NEWS FEATURE: `Faith-based’ schools touted for nation’s inner cities

c. 1997 Religion News Service PHILADELPHIA _ John DiIulio’s favorite teaching assignment isn’t at Princeton University, where he’s a professor of politics. It’s at a Gesu School, a Roman Catholic elementary school in the heart of a depressed inner-city neighborhood. Here at the Gesu, DiIulio teaches American government to eighth-graders, using the same textbook he […]

c. 1997 Religion News Service

PHILADELPHIA _ John DiIulio’s favorite teaching assignment isn’t at Princeton University, where he’s a professor of politics. It’s at a Gesu School, a Roman Catholic elementary school in the heart of a depressed inner-city neighborhood.

Here at the Gesu, DiIulio teaches American government to eighth-graders, using the same textbook he uses to teach Princeton freshmen.


“There are a lot better students here than at Princeton,” DiIulio joked Wednesday (Dec. 3) during a symposium at the school on the subject of”faith-based”education.

DiIulio has become a leading proponent of “faith-based” private education as the solution to the woes facing urban schools and his Princeton influence brought some of America’s best-known political movers and shakers to Gesu, including “virtues czar” William Bennett, “Primary Colors” author Joe Klein and Tim Russert from “Meet the Press,” who moderated a panel discussion on the subject.

The speakers praised Catholic education for its track record in urban areas, bemoaned the political opposition over school vouchers and criticized public school teachers unions.

Even as the panel engaged in a down-to-earth discussion about urban education, DiIulio was looking past the constitutional roadblocks of federal aid to religious institutions to ways to gain private backing for faith-based inner-city schools.

“There are issues of church and state, and then there are issues of religion and society,” DiIulio said. “There is no reason in the world why the corporate sector and philanthropic sector can’t immediately step up to the plate and support these schools.”

In the coming months DiIulio will launch an initiative to convince 500 American corporations to give $20,000 apiece to support private urban schools, creating a pool of $10 million to be divided among 10 exemplary faith-based schools.

The effort will be sponsored by The Manhattan Institute, a conservative think tank, where DiIulio is a fellow.


“There is something transforming in the life of a child where the approach is `God loves you and has something better in store for you, and we are here to deliver that,'”DiIulio said.

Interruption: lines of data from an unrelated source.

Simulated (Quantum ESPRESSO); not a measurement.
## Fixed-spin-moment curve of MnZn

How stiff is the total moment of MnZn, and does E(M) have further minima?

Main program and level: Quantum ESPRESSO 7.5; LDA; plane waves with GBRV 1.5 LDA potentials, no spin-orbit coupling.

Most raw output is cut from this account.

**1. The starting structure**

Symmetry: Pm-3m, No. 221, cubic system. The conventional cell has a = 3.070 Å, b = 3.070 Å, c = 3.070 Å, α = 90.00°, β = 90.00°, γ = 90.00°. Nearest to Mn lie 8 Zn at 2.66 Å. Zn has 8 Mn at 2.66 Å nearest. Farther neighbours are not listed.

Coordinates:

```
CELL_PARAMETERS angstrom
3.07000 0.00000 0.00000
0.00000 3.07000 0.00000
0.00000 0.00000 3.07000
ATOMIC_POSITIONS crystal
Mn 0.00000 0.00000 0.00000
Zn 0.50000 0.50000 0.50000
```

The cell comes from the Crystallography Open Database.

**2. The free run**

Bennett, former Secretary of Education sometimes mentioned as a Republican candidate for president, expressed frustration that successful schools like Gesu face financial challenges.

“Schools like this save lives,” said Bennett. “Why should schools like this have to struggle to survive?”

Gesu was scheduled to be closed in 1993, but its trustees raised $4 million to keep it open. The 415-member student body is 98 percent black, and just 18 percent Catholic. More than 65 percent of the students come from single-parent households.

Yet 95 percent of Gesu students graduate, and 59 percent go on to college. It costs the school $3,100 annually to educate a child, compared with $7,000 a year for the Philadelphia public schools. Annual tuition at Gesu is $1,500.

The Rev. Eugene Rivers of Boston’s Ten-Point Coalition, one of the panelists, recalled the importance of religious schools when he grew up on the streets of Philadelphia.


“It was only the faith-based community institutions that could provide sanctuary from the chaos, mayhem and decay,” Rivers said.”That’s where we, as children, were introduced to the fact that our lives were sacred because we were a child of God.

“These kids need a vision of hope,” he added. “Where there is no faith and hope, there is no reason for law and order.”

Klein said he had found Catholic schools provide two ingredients many urban children lack _ discipline and structure.

“In a faith-based school you can demand a certain standard of behavior of the kids, a certain way to dress and to pray,” said Klein. “When those demands come from a basis of love, they’re effective.”

Bennett was especially critical of teachers unions, accusing them of resisting new approaches that might threaten the financial security of their members.

“The problem with faith-based education is not the Constitution, it’s the political power of unions,” said Bennett.


Bennett called for allowing public funding of private school education through vouchers parents could use to pay for tuition. Critics say such arrangements violate First Amendment prohibitions on governmental support of religion, and would only drain good students from city public schools.

DiIulio said educators and politicians must recognize the pressing nature of the problem.

“There are a tremendous number of dedicated, hard-working public school teachers fighting the good fight, often with little support,” said DiIulio. “But at the end of the day, we have high schoolers in inner-city Philadelphia where basic literacy runs under 10 percent. There’s something fundamentally wrong when children are forced into a situation where kids cannot read after 12 years of public education.”